The Scottsboro Boys problem
June 28, 2012
It's hard to fault The Scottsboro Boys. The 2010 John Kander and Fred Ebb musical, which is currently running at San Francisco's Geary stage in an arresting co-production between the American Conservatory Theater and The Old Globe, gets full marks for every detail from casting to music to lighting.
And yet something bothers me about the show, which I experienced yesterday on opening night.
I've been trying to pin down what it is that I found so irksome about it, and I can't quite put my finger on it. But I think it has something to do with the fact that The Scottsboro Boys feels very much in line the growing clatch of theatrical works about race relations in this country that hide formulaic political correctness behind a veneer of clever postmodern staging ideas and metaphors.

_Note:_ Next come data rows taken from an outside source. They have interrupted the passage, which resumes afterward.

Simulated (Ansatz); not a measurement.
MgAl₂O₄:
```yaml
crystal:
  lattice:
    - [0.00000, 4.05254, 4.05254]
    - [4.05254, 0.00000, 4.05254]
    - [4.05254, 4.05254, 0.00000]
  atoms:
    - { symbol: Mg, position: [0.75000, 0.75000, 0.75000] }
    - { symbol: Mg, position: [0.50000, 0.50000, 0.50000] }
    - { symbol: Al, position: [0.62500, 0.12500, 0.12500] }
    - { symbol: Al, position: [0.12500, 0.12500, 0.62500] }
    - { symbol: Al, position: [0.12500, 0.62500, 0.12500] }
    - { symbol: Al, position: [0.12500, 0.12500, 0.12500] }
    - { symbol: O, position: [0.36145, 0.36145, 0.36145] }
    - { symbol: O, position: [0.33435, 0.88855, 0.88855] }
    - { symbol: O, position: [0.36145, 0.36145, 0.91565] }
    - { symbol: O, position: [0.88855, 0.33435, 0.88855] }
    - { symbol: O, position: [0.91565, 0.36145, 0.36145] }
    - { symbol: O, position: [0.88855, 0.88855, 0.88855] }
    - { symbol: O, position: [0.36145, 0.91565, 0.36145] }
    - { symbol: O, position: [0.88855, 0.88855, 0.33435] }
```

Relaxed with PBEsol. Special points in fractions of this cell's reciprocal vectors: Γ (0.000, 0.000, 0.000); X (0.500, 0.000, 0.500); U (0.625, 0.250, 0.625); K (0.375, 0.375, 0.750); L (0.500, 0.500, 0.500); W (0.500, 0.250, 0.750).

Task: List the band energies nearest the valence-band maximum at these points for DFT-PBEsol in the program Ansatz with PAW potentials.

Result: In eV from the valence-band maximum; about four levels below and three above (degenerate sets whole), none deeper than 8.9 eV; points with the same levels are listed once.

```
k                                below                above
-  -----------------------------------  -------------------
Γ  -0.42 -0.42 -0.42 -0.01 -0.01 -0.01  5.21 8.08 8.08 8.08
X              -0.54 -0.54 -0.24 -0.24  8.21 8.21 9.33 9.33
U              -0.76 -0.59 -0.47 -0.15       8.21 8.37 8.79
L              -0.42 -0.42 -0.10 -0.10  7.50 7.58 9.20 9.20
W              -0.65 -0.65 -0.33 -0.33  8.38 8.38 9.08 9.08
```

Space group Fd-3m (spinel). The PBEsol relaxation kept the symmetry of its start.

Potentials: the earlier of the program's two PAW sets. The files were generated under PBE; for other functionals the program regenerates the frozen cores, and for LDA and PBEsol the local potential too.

Suzan Lori-Parks pioneered the formula, with plays like Topdog/Underdog and The Death of the Last Black Man in the Whole Entire World. When Topdog came out in 2001, its approach to deconstructing and politicizing historical minstrel shows seems very fresh. But a decade on, the idea feels stale.
Still, this feeling doesn't detract from the power of the storytelling in The Scottsboro Boys. It's just a nagging thing. But it won't go away....
3 Comments:
Could you unpack "formulaic political correctness?" I haven't seen The Scottsboro Boys. It's just that I find that the tem "political correctness" is sometimes a coded way of dismissing challenges to - what I see as - the deeply embedded racism from which the US has suffered since its beginnings. I doubt that you're using the term that way, so I'm curious what you did mean.
By Anonymous, At June 29, 2012 at 11:47 AM
By "formulaic political correctness" I mean the way in which The Scottsboro Boys, like so many other performance works that take on the US's terrible race relations history, makes the audience feel like it's watching something fresh and irreverent, when really it's just a clever repackaging of the usual dull scenario depicting white guilt and black innocence.
By Chloe Veltman, At June 29, 2012 at 11:53 AM
It is difficult for me not to have an emotional reaction to what you just said. For you these issues are abstract concepts for many they were and are not. Unfortunately a real discussion about the issues is not what most people want to have. People are imperfect, black white purple. But when you have a continuing history of abuse and institutionalize violence throughout a country's history (which we have only been able to start being honest about in the last 50 years) that people do not universally recognize the ramifications of that is not the story you tell first-- and frankly you wouldn't understand it.